Three Things – Because Sandra said so…

Clearly, I’m not Sandra Moran. Nor do I play one on TV. I am, however, a concerned third party who is capable of publishing a post for her because my internet loves me at the moment and hers doesn’t love her.

As a “woman of a certain age,” it recently occurred to me that my life is more than likely half over. Granted, there’s an outside chance that I will reach the 100 mark, but realistically, I probably won’t. Please understand, I’m not being morbid. Nor am I bemoaning the fact that I’m aging because you couldn’t pay me to be in my angsty 20s again. (It was non-stop Melissa Etheridge medley.)
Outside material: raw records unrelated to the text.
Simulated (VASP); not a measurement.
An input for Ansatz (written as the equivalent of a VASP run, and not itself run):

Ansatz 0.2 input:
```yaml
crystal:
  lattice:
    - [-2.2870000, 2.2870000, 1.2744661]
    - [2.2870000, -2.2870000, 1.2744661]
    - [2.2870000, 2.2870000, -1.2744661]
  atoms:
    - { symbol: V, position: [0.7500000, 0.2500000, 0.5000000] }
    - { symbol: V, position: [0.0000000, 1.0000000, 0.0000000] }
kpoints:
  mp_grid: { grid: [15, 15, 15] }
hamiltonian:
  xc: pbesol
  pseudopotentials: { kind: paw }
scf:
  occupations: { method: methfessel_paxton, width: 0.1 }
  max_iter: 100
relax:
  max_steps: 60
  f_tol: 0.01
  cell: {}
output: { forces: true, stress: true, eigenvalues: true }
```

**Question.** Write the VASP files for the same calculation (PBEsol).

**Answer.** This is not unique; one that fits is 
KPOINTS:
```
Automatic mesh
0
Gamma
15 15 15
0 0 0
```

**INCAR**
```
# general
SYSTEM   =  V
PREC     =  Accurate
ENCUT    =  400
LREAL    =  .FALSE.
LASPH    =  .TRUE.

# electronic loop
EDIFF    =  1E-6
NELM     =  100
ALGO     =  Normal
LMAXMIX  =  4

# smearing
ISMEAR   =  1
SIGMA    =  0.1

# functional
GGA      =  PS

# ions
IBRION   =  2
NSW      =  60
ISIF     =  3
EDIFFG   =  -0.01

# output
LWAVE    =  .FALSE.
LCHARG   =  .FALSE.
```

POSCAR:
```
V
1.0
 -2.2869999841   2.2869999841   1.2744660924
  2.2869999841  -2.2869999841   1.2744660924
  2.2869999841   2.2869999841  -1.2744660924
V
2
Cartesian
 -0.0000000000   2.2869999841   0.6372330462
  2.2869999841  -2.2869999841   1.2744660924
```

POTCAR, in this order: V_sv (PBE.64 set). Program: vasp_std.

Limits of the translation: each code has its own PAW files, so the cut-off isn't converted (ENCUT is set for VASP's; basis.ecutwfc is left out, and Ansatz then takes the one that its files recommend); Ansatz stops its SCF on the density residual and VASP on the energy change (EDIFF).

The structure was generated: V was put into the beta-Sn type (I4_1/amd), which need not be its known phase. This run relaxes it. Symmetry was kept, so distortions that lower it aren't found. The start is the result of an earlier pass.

I like being comfortable in my own skin. But the perspective has caused me to really examine what I want to do with the second half of my life. I’ve started to think about what I want to leave behind as a legacy. I didn’t procreate, so my reputation, my work as a teacher (and as a writer), and the impact I’ve had on others is really all that will remain when I’m gone. The onus lies with me to make that as meaningful as possible – which brings me to the point of this month’s blog.

What do we, as writers, want our contribution to be to future generations? What do we want to tell them about who we were and what was important to us personally, politically, and culturally?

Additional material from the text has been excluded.